As an example, AIMS has long talked about tax transparency and federal-provincial disentanglement explaining that Ottawa should cut federal taxes and give each province the tax room to generate its own revenues to fund services. In the area of equalization, AIMS’ prolific research repeatedly shows the program actually does more harm than good to receiving provinces. The OECD says, “one effect for receiving provinces is to induce some trade-offs between equalization payments and provincial policies that would boost economic performance,” exactly the argument Crowley has made in speeches from Calgary to St. John’s to Harvard University in recent years.
The more comprehensive OECD Economic Survey of Canada, 2006 references AIMS’ work in its chapter on Adapting fiscal policy and financial arrangements in the federation. It uses a recent AIMS Commentary, “The Perils of Being a Poor Region in a Rich and Frightened Country”, to explain that the equalization system reduces incentives for low-income provinces to adopt policies that encourage economic growth. “Indeed, the benefits of undertaking growth-enhancing policies are reduced, as some of the resulting pay-offs will be deducted from the receiving province’s equalization payments. The average claw-back is estimated to be 90% for revenue from new economic activity.”
“The OECD Survey should be further evidence to the federal and provincial governments that they need to act on these crucial public policy issues to create the best possible economic environment for Canada,” says Crowley. “Lowering corporate taxes, eliminating inter-provincial trade barriers, eliminating EI as a subsidy to seasonal work, and revamping equalization to encourage economic growth are all sound economic policies. The OECD Survey offers further credibility to the arguments in favour of such measures.”

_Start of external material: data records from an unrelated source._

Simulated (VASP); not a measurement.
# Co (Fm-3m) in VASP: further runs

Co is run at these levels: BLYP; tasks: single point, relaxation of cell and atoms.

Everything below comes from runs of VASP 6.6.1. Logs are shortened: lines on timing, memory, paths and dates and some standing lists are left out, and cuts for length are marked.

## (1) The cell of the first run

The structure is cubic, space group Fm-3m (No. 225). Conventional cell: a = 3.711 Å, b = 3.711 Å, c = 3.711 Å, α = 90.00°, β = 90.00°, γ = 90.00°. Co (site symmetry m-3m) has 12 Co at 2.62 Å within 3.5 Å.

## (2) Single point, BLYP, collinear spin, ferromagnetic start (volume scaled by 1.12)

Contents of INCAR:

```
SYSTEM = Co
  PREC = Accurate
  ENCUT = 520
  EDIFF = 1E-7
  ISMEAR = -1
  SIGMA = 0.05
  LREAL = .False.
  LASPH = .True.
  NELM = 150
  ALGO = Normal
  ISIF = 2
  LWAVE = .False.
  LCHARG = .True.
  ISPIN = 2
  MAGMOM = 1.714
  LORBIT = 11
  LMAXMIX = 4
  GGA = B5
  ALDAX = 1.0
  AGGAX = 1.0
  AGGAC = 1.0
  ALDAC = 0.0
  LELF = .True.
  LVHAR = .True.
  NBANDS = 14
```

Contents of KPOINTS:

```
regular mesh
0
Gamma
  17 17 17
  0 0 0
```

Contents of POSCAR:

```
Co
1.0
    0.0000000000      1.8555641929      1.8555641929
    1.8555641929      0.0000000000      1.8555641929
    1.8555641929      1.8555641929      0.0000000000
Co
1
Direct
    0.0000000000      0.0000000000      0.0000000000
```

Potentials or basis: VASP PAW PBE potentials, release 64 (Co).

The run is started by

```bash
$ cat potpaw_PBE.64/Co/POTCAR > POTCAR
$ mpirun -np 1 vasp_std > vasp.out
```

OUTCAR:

The Paris-based OECD is a unique forum where the governments of 30 market democracies work together to address the economic, social, environmental, and governance challenges of globalization. The Organisation provides a setting where governments can compare policy experiences, seek answers to common problems, identify good practice and co-ordinate domestic and international policies. The OECD helps governments to foster prosperity and fight poverty through economic growth, financial stability, trade and investment, technology, innovation, entrepreneurship and development co-operation.
The Organisation’s Economic Survey is published every 1½ to 2 years for each OECD country. The survey identifies the main economic challenges faced by the country and analyses policy options to meet them.